A match made in heaven, a love that may never be fulfilled, movie extras, the exotic culture of the Pandas, and an attempted kidnapping – this little novel has it all.

Eight people’s lives interact, not only in the everyday but also on the dance floor. A love triangle has constant interference from a past girlfriend. An academic cribs shamelessly from another’s work. Meanwhile, his partner walks out on him. Feisty Rosetta is torn between the two men she loves. Sensible Angela falls for
an awesome guy with a Harley motorcycle in pieces in his lounge room.

Continually intertwined is a love of dancing in the community of which the characters are all a part.

BRUCE CLAYTON SHAW

Bruce was born in Adelaide, South Australia and studied social anthropology at the University of Western Australia (PhD 1975). He compiled seven books of Aboriginal Australian life histories (a form of oral history). Now out of print, they include: When the dust come in between (1992), Bush time, station time (1991), Countrymen: The life histories of four Aboriginal men as told to Bruce Shaw. (1986), Banggaiyerri: The story of Jack Sullivan (1983), My country of the pelican dreaming (1981). He entered semi-retirement as part-time proofreader for a heritage office.

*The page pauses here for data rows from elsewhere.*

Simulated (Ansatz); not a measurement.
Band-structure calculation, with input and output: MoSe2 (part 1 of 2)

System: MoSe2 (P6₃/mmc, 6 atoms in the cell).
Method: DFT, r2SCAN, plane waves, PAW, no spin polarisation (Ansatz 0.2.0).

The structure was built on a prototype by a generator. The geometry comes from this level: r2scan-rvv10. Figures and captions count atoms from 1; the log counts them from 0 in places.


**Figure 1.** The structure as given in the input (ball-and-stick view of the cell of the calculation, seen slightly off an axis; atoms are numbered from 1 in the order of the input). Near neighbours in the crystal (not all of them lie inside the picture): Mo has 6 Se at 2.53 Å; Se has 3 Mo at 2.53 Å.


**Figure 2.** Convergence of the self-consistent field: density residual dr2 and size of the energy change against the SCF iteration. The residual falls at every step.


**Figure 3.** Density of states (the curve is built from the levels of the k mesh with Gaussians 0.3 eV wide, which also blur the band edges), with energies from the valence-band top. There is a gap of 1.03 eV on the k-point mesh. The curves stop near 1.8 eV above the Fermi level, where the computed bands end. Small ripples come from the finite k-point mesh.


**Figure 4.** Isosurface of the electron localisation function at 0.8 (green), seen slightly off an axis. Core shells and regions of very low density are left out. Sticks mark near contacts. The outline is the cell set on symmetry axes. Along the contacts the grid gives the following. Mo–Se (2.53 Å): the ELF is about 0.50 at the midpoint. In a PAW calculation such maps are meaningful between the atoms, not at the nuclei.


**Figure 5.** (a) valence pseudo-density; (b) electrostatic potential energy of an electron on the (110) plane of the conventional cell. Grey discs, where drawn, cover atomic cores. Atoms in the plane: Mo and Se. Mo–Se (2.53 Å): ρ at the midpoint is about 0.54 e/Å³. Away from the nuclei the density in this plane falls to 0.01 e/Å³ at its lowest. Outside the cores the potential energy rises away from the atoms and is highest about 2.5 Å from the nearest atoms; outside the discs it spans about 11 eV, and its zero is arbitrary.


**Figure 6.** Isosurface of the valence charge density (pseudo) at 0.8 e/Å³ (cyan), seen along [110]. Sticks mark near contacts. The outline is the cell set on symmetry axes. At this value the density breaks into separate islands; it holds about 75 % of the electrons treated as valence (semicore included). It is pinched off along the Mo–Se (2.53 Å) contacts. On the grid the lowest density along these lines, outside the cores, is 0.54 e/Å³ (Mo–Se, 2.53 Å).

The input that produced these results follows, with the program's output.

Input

He is now retired and lives in Perth, Western Australia where he continues to write both nonfiction and, recently, fiction. In the 1990s he took up English studies at the Flinders University in South Australia (PhD 2004), having always wanted to extend his studies in English. Subsequently, he wrote The Animal Fable in Science Fiction and Fantasy (2010), published by McFarland & Co., and a second book, Jolly Good Detecting (2014) also published by McFarland.

Back Step is his first work of fiction. It novel is informed by the experience of many years writing non-fiction: in oral history (helpful when forming dialogue), and knowledge of literary techniques – plotting, setting, style, characterisation – learnt through the writing of his two books of criticism. He likes to think of himself as a low-key humourist.